In France, intellectuals, because they had a chance of being published and could call on their “audience” to purchase their books, were able to express themselves on the subject of captivity. Their message, which naturally was not representative of all prisoners’ experiences, took several forms. Gaston Riou developed European themes in 1928 in his best-known work, Europe, ma patrie. The rapprochement with Germany that he outlined remained solely cultural, indeed superficial. Jacques Rivière, a prisoner since 24 August 1914, took an entirely different approach, developed in L’Allemand: “I must confess frankly: a relationship is described here, rather than an objective, rather than an appearance The subject of my book is Franco-German antagonism”. Rivière developed a theory of economic rapprochement that would find fruition after the next world war: “Forgetfulness will develop, in Germany and here, if we know to organise industrial unity in the Rhine basin, if we know to harmoniously regulate trade there There is all the same, in our current occupation of the Ruhr, with whatever intensity it has borne the Franco-German crisis, the foreshadowing of an equilibrium and a possible harmony between the two countries”.
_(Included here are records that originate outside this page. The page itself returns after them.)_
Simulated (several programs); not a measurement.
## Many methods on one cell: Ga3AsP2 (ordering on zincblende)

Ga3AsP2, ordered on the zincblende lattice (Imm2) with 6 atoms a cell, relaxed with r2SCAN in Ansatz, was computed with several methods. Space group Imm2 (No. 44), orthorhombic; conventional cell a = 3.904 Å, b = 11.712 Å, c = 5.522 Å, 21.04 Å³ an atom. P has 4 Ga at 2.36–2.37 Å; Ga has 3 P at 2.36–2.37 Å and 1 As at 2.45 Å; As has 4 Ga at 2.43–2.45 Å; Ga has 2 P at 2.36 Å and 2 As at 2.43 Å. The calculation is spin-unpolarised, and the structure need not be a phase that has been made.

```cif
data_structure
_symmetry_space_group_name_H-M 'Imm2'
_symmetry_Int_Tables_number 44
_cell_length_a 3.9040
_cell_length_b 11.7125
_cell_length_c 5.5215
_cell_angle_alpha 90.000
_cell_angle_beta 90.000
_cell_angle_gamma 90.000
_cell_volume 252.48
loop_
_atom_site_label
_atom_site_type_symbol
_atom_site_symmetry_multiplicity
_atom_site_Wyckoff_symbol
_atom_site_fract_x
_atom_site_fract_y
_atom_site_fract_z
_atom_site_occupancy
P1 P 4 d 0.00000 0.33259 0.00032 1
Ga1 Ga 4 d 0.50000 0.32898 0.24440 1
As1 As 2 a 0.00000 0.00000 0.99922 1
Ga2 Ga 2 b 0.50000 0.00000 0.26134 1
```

Robert d'Harcourt fought against prejudice in order to render the most objective image of Germany he could, whether positive or negative. Former prisoner Charles de Gaulle firmly believed that the countries’ populations lay at the base of Franco-German relations. These former prisoners allowed themselves to transcend their captivity and all it had engendered. However, such men were never designated as former prisoners of war per se. Prisoners appeared as men who should indirectly use their experiences in order to be recognised as a result. The status of prisoner was not one that was proclaimed proudly. It forced its owner to leave behind a part of his own story in order to allow another part of history to develop: the history of reconciliation.